23 July 2013, News Wires – US supermajor Chevron has inked a plethora of deals with a number of companies to provide subsea services for two large projects in the UK North Sea.
Technip and Aker Solutions are amongst the companies to have scooped the contracts which cover the Rosebank and Alder projects.
At Alder, Technip has landed the engineering, procurement, installation and commissioning job for the complete subsea system including the main manifold, the isolation valve manifold, 28 kilometres of flowlines and umbilical and tie-in spools.
Although the contract has gone to a French engineering firm, Chevron was keen to point out that the work, as with the other contracts, will be carried out in the UK – Technip will perform the work at its Aberdeen, Newcastle and Evanton facilities.
Also for Alder, Aker Solutions has landed the contract to design, build and supply the subsea control system, including the hydraulic and electrical components to be installed both at subsea and on the Britannia bridge-linked platform. Work will take place at Aker’s Aberdeen facility.
The third Alder contract when to OneSubsea UK (formerly Cameron) which will design, build and supply a pair of high pressure, high temperature vertical subsea monobore trees and wellheads. The contractor will perform the work at its Leeds facility.
OneSubsea was also the winner of the one Rosebank contract handed out by Chevron. It will engineer, build and supply subsea manifolds, trees and control systems for the project with the contract also executed from Leeds.

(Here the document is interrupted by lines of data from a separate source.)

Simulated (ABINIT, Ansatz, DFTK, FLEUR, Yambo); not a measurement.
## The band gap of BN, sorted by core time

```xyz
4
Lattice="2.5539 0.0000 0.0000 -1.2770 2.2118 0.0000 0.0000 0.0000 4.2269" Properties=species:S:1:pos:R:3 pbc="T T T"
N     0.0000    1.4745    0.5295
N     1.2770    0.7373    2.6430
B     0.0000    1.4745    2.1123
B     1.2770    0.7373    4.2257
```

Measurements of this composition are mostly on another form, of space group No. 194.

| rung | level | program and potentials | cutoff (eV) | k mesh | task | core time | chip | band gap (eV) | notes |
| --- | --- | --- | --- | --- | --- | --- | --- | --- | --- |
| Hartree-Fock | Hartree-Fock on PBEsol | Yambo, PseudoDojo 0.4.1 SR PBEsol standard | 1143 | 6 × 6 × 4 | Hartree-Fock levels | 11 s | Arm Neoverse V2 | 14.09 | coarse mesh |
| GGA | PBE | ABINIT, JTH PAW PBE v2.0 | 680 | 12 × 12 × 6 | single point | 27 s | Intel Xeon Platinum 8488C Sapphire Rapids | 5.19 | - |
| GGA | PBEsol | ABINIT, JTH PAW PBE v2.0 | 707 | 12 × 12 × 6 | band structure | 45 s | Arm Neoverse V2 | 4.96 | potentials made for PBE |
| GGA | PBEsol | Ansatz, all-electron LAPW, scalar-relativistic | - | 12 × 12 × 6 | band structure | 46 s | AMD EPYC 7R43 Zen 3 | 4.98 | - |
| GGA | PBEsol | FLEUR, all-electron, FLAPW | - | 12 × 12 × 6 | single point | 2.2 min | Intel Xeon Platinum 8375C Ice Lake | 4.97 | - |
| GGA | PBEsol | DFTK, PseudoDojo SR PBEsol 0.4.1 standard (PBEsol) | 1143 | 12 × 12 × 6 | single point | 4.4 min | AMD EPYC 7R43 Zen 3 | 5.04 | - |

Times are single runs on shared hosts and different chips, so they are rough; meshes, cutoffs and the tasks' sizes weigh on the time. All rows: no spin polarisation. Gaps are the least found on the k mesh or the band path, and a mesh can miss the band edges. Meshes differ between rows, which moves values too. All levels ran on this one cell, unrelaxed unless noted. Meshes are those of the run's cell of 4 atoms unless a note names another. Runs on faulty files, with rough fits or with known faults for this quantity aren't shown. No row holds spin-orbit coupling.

Chevron did not provide a breakdown of the contract values but said the total over £550 million ($844.16 million).
Chevron has called Rosebank a “significant resource”, saying it holds an estimated 698 million barrels of proven and probable standard oil in place.
The project will see the development of the Paleocene Colsay-1 South and Colsay-3 reservoirs of the Rosebank field and the potential further appraisal drilling of the greater Rosebank area, which comprises the Rosebank South, Rosebank North and Colsay-1 North reservoirs.
The start of offshore work in the form of the drilling campaign is targeted for the third quarter of 2015.
The infield infrastructure will be installed in 2015 and 2016 before the Rosebank floating production, storage and offloading vessel is installed in 2017.
Hyundai Heavy Industries said in April when it was awarded the contract to build the 99,750-tonne turret-moored FPSO that it was scheduled to be handed over by the end of November 2016. Oil production is expected to peak at 98,198 barrels per day in 2019 while peak gas production is expected at 3.8 million cubic metres per day in 2022, Chevron said.
The new development — located in 1100 metres of water, 130.5 kilometres north-west of Shetland — will also be “pre-equipped” with tie-facilities to support a number of future subsea developments if required.
Front-end engineering and design work on the FPSO, which began last year, is expected to be completed in the third quarter of this year.
Rosebank is due to be developed in three different drilling stages from four drill centres.
Operator Chevron holds a 40% interest, with Statoil on 30%, OMV on 20% and Dong on 10%.
Alder, where compatriot ConocoPhillips is also a partner, is located 27 kilometres west of the Britannia field in Block 15/29a, about 160 kilometres off the UK coast.
The high-pressure high-temperature Alder accumulation is set to be developed as a subsea tie-back to the Britannia bridge-linked platform, jointly operated by the two US supermajors.
A final investment decision on the project is expected later this year.
The maximum estimated recovery from Alder is 4.82 billion cubic metres of gas over an estimated field life of 10 years.